Defendant maintains that the Court committed a "clear error of law" by "overlook[ing] controlling decisions on the issues of appraisal and the ripeness requirement for replacement-cost claims." Def. Memo of Law [#90-4] at 3. On this point, Defendant primarily cites D.R. Watson Holdings, LLC v. Caliber One Indem. Co., 15, A.D.3d 969, 789 N.Y.S.2d 787 (4th Dept. 2005) (" D.R. Watson"). However, the Court did not overlook that decision, but cited it in its prior Decision and Order ([#89] at 17). Moreover, D.R. Watson holds that an insured cannot obtain an appraisal award awarding payment of replacement cost until the insured has actually repaired or replaced the insured property. See, D.R. Watson, 789 N.Y.S.2d at 969 ("Supreme Court erred in granting . . . Plaintiff's motion seeking to confirm the appraisal award and in awarding plaintiffs the amount of $1,810,920 as the replacement cost[.] [P]laintiffs are not entitled to recover replacement cost . . . until the lost or damaged property is actually repaired or replaced[.]") (emphasis added). The D.R. Watson decision does not address the precise issue presented here, which is whether Plaintiffs can invoke the appraisal clause to require Defendant to agree to an estimated replacement cost prior to actually rebuilding.
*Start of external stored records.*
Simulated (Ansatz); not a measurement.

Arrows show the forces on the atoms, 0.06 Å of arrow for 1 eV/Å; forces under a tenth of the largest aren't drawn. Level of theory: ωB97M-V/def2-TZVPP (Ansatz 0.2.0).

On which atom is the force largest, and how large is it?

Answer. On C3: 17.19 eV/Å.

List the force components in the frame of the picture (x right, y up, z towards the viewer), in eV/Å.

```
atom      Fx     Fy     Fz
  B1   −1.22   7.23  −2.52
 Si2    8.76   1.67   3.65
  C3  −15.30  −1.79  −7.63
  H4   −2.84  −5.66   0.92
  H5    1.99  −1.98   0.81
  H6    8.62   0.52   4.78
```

For other reasons, though, the Court concludes that Defendant is correct about the replacement cost claim being unripe for appraisal. First, the SR Intern. decision upon which this Court relied is not entirely on point. In that regard, the parties in SR Intern. had stipulated to having an appraisal panel determine replacement cost. Id. at 326. Additionally, the policies in SR Intern. envisioned calculation of "hypothetical cost of rebuilding," which the instant policy does not. Id. at 328, 332. Furthermore, New York Insurance Law § 3404(g) states in pertinent part that "the provisions of the appraisal clause . . . shall be binding on all parties to the contract." (emphasis added). Such provision therefore does not intend for appraisals to provide advisory or hypothetical calculations of replacement cost, since those would obviously not be binding. For these reasons, the Court grants Defendant's motion for reconsideration insofar as it asks the Court to find that any claim for breach of the appraisal provision is unripe with respect to replacement cost. That claim is accordingly dismissed. However, Plaintiff still has a claim for breach of the appraisal clause concerning actual cash value.

See, Decision and Order [#89] at 16 ("Plaintiffs' claim for breach of contract based on Defendant's alleged failure to engage in the appraisal process with regard to actual cash value was not dismissed, and remains a part of this action.").

As for the second aspect of Defendant's motion, the Court disagrees with Defendant's contention that Plaintiffs are necessarily barred from obtaining replacement cost under the policy by their failure to rebuild the home within 180 days of receiving actual cash value. That issue is not presently before the Court, and as Defendant maintains, such a claim would not be ripe at this time since Plaintiffs have not rebuilt their house. However, it is well-settled law in New York that "a party to a contract cannot rely on the failure of another to perform a condition precedent where the party has frustrated or prevented the occurrence of the condition." Lager Assocs. v. City of New York, 304 A.D.2d 718, 719, 759 N.Y.S.2d 116, 119 (2d Dept. 2003) (citation omitted). Moreover, this Court stated in the prior Decision and Order that "[t]here are issues of fact as to whether Defendant prevented Plaintiffs from rebuilding, by failing to pay them the correct amount for actual cash value and by failing to honor the policy's appraisal clause." (Decision and Order [#89] at 24, n. 12). The Court therefore denies that portion of Defendant's application which seeks an advisory declaratory ruling that Plaintiffs are barred from obtaining replacement cost as a matter of law if and when they rebuild their house.

See, Decision and Order [#23] at 4-5 ("In regard to the alleged failure to pay, while it is not spelled out in the Amended Complaint, plaintiffs apparently contend that defendant improperly calculated the actual value of their destroyed home, and failed to reimburse them for certain additional living expenses, such as hotel and telephone charges."); see also, Decision and Order [#89] at 19 (Indicating that Plaintiffs' claims for failure to pay involve "failure to pay the correct amounts for actual cash value and additional living expenses.").

CONCLUSION

For all of the foregoing reasons, Defendant's Motion for Reconsideration [#90] is granted in part and denied in part, as follows: Plaintiff's claim for breach of the appraisal clause relating to replacement cost is dismissed; otherwise, Defendants application is denied.

SO ORDERED.

Dated: January 11, 2011

Rochester, New York


Summaries of

Woodworth v. Erie Insurance Company

United States District Court, W.D. New York
Jan 12, 2011
05-CV-6344 CJS (W.D.N.Y. Jan. 12, 2011)
Case details for

Woodworth v. Erie Insurance Company

Case Details

Full title:SCOTT E. WOODWORTH, et al., Plaintiffs, v. ERIE INSURANCE COMPANY…

Court:United States District Court, W.D. New York

Date published: Jan 12, 2011

Citations

05-CV-6344 CJS (W.D.N.Y. Jan. 12, 2011)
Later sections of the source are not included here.